This holy season of Advent affords us a triple vision – we look to the past when the Lord came in the flesh – we look to the future when He will come again in glory – especially we look into the present as the Lord comes to us in various ways, especially in the Holy Eucharist, in the Sacred Word, and through us, His Body the Church.

In the early days of the Church, as the first believers grew in number and in faith, it became clear to Jesus’ disciples for the need of a formulation of sound doctrine based on the Scriptures and Tradition of the Church. It was quite a task, a labor of love: praying, listening and studying and even arguing – because the unfathomable mystery of God’s love manifested in the Lord Jesus Christ always exceeds human words, thoughts (no matter how noble, spiritual), or how wise or saintly the teachers.

We know that our ancient leaders in the faith borrowed terms from their culture to express the beliefs of Christianity. Under the inspiration of the Spirit of Truth, they baptized words, refined concepts in order to teach with as much clarity as possible the great mysteries they embraced and believed in so strongly and passionately wanted to pass on – such was their charity, their sense of fellowship.

One such word is PAROUSIA – a Greek word meaning “presence” or “arrival” – it denoted the arrival of an official like a king or an emperor. So the early Christians took this word to express their relationship with the Lord Jesus. Translated into Latin the word becomes “Adventus” – our Advent; it proclaims a presence, the Presence of God here and now. With that in mind, Advent cannot really be limited to the four weeks before the Nativity of the Lord and therefore, for us Christians, all of life is one Advent – living consciously with faithful love and obedience in the Divine Presence.

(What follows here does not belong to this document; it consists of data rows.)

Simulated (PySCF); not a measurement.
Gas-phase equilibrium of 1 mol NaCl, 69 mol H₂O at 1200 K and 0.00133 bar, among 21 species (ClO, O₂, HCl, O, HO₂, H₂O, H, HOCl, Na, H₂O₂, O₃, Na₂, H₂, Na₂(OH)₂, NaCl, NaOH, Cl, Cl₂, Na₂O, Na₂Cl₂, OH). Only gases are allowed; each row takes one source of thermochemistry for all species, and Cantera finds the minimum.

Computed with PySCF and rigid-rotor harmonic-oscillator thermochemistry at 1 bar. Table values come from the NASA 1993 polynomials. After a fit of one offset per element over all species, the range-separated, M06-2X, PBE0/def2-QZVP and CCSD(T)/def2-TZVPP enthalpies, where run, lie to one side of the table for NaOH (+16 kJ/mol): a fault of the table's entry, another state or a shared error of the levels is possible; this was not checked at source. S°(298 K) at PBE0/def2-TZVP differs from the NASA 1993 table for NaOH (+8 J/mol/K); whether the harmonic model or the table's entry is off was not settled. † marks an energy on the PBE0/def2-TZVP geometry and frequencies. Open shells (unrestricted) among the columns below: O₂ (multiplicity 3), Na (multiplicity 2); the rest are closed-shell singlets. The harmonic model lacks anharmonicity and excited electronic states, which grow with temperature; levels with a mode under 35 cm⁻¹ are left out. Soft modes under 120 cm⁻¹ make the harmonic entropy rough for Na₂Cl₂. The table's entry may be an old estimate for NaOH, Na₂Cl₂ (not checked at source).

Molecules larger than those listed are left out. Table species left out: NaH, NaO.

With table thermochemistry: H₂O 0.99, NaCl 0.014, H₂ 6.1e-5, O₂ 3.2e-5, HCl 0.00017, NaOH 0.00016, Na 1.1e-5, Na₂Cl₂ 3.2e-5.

In the Letter to the Thessalonians St. Paul gives us “Advent Wisdom” – in the very first words, a prayer, an ardent desire for us, he writes, “May the Lord make you increase and abound in love for one another and for all…to strengthen your hearts, to be blameless in holiness before our God and Father at the coming of our Lord Jesus with all his holy ones.” Quite an all-embracing prayer!

The verbs “increase and abound” in the Greek have the sense of being something over and above, something superlative, something that is in the greatest fullness – such must be the love that we will, that we live, as men and women of faith. Our model, of course, is the Lord Jesus Himself, who loved His own “to the end”. Those words “to the end” proclaim loudly and clearly the extent of His love, but that same phrase “to the end” can also mean “perfectly”. From this, we know that our love in Christ can never be something measurable, it cannot be quantified, limited by choice, or it is not of Christ, who “loved to the end.”.
This is the work and goal of the Christian life, our life – to love as Christ loved – this is truly Advent life; and because of our humanity, we will always fall short in this life. But we can try, keep trying “to the end” – our very willingness, our desire, is itself a form of love, and therefore a gift of grace and, as a love even imperfectly lived, it is well received by our God in His mercy. Our God readily receives with love whatever we try to do, like a parent with a child.

In the Gospel St. Luke recounts Jesus’ call to us to be vigilant and to pray for strength to escape tribulations – may that vigilance and prayer also be directed to our Advent life – that of being and becoming more and more people who love “to the end” as Christ our Lord did and does.